Short answer:
You can use the ast module to add the yield statements automatically. If you don't want to code it up yourself, you can also use yieldifier - a project which I created for the express purpose of answering this question.
Long answer:
Unfortunately, I can't think of a "truly clean" way of doing what you want, but I can at least think of a few automated and less intrusive ways of adding the yield statements, without having to worry about actually adding them to the source code. (Disclaimer for the inevitable nitpickers: yield is an expression (since Python 2.5, anyway), but I use the term "yield statement" to refer to expression statements with yield as the sole expression)

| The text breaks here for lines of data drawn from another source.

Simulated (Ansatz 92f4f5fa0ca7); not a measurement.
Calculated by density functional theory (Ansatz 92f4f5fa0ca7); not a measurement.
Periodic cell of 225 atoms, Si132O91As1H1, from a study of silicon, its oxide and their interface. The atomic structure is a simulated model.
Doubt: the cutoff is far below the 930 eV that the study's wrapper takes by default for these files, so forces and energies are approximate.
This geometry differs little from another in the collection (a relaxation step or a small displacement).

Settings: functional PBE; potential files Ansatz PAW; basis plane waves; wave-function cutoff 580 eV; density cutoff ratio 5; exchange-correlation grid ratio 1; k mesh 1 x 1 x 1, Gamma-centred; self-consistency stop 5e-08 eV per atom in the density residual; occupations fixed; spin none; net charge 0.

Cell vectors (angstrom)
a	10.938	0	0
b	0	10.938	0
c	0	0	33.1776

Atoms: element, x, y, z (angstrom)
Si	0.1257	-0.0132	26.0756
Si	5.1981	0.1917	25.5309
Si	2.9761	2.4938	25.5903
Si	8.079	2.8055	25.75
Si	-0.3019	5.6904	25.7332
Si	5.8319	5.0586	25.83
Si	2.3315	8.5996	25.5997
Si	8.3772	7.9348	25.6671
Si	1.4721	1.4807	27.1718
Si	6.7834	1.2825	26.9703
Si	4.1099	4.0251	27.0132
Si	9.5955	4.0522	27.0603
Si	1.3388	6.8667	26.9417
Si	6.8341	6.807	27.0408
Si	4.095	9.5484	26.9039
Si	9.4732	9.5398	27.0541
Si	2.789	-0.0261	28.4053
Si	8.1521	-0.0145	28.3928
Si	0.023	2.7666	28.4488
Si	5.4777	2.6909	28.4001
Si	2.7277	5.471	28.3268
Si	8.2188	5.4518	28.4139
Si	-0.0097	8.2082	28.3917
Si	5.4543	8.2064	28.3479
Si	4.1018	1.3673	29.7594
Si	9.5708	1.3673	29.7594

The first method is modifying the AST (Abstract Syntax Tree), and the second one is modifying the bytecode. Modifying the AST is easier, but you need access to the source code to generate the AST. Modifying the bytecode is significantly harder, the details change between Python versions (well, that's true for the AST too, strictly speaking, but to a much lesser degree), and bytecode is an implementation detail of cpython, but you don't need access to the source code, and it's possible to do execution one bytecode at a time in addition to one line at a time, should you want it.
The AST method
Getting the AST for your function
The first step to using the AST method is getting hold of the source code. You can do this however you wish (whatever is easiest depending on your situation), eg. by reading the source file directly, if you already know the path, or using inspect.getsource() (but I'd personally get the source for the whole module instead of just the target function, to avoid relying on the line number information being correct).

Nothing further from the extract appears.